The last (and first) time I saw Madonna perform live was in 1993. I had just moved to New York and went to see her Girlie Show at Madison Square Garden. Three years earlier, still living in Germany, I had regrettably had to give up my tickets for her wildly anticipated Blond Ambition show because of a spontaneous family reunion in France. But I had seen Truth or Dare, the groundbreaking 1991 documentary about the tour. The film portrayed Madonna as flippant and serious, fun and unnerving, playful and controlling, vulnerable and dominant, charismatic and capricious, compulsive and impulsive, all at the same time. In addition, seeing her jaunty and endearingly maternal relationship with her male dancers, most of them gay, opened a window to a new world that had a magnetic pull. The mix created an irresistible vortex and left me in a state of shock. I am not exaggerating when I say that the film planted the seed for my eventual move to New York.

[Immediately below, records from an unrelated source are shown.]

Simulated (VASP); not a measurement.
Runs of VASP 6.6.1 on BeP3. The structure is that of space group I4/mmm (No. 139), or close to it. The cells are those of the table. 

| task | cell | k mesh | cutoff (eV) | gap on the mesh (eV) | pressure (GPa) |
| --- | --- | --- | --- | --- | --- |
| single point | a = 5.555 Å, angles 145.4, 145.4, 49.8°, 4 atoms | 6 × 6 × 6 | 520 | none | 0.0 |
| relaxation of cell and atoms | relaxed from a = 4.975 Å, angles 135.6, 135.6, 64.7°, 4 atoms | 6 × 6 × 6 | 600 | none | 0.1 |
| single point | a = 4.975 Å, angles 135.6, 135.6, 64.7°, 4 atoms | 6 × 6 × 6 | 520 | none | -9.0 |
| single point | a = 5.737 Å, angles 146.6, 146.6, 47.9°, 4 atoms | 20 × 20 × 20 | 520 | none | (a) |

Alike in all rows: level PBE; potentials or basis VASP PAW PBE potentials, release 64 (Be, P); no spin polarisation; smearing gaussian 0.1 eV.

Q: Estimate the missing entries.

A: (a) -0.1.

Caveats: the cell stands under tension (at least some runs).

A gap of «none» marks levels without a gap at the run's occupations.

The Girlie Show, radically different from the more wistful, emotionally charged Blonde Ambition, was, for the most part, a frivolous, insouciant and fun spectacle, following her Erotica album and celebrating androgyny, a word that is sadly all but lost today. It included exhilarating nods to strip joints, Studio 54, Indian temple dances, military parades (with a tongue firmly in cheek), a vaudevillian, and a spot-on tribute to Marlene Dietrich, culminating with a chilly, highly stylized Edwardian fashion show tableau, the effect being that of a post-coital cigarette smoked on a balcony overlooking a misty cityscape of a mystical past. But stadiums are strange venues for concept concerts such as Madonna’s: unless you are among the lucky few in the front rows, you find yourself inadvertently, repeatedly casting your eyes rather at the large video screens than the far-away stage, hungry to catch some of the visual details, and the medium creates an emotional distance between the space and time you share with the performers that can only be bridged by the tribal forces of music and mass exhilaration. It left me wanting for something more intimate than it could possibly deliver.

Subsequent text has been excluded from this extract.